Goldenberry

Writing  ·  Essay  ·  12 min

Why senior engineers are the hardest to upskill on AI.

12 April 2026

A black Underwood manual typewriter, close-up
Photo: Wes Hicks · Unsplash

At the third week of an embedded engagement in a Berlin fintech, I sat with a Principal Engineer named Andrei while he tried, for eleven minutes, to write a prompt that would extract structured data from a PDF. Twelve years at the same company. Ph.D. in distributed systems. He had shipped, two years before, a real-time fraud engine that handled fourteen thousand requests per second under a strict latency budget. He could not, that morning, get a model to read an invoice.

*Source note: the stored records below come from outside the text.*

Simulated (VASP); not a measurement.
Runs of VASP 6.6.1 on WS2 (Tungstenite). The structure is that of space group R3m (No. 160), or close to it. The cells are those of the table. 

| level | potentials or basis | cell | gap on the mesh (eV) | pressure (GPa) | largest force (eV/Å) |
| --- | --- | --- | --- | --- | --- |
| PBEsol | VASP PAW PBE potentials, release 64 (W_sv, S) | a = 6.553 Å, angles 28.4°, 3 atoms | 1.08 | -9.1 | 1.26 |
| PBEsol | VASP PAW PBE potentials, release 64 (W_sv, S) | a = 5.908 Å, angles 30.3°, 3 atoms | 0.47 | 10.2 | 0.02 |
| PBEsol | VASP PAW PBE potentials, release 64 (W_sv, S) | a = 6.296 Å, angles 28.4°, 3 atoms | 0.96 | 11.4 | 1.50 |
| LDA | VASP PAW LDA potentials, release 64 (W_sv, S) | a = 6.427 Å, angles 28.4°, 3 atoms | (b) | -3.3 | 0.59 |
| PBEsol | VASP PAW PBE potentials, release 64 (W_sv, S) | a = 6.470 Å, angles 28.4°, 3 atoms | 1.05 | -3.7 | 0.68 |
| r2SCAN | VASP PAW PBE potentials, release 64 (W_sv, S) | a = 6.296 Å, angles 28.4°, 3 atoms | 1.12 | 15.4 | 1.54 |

Andrei is not unusual. Across the four embedded engagements we ran last year, the senior engineers were uniformly the slowest to get traction with AI tools. The junior engineers picked it up in days. The mid-levels in a couple of weeks. The seniors took two months, often three, sometimes longer than the engagement lasted.

The simple explanation is that they don’t trust the output. That is true but trivially true. Anyone with a background in correctness, invariants, and tested code finds the probabilistic behavior of language models uncomfortable. Discomfort, though, is not the bottleneck. The deeper problem is the mental model.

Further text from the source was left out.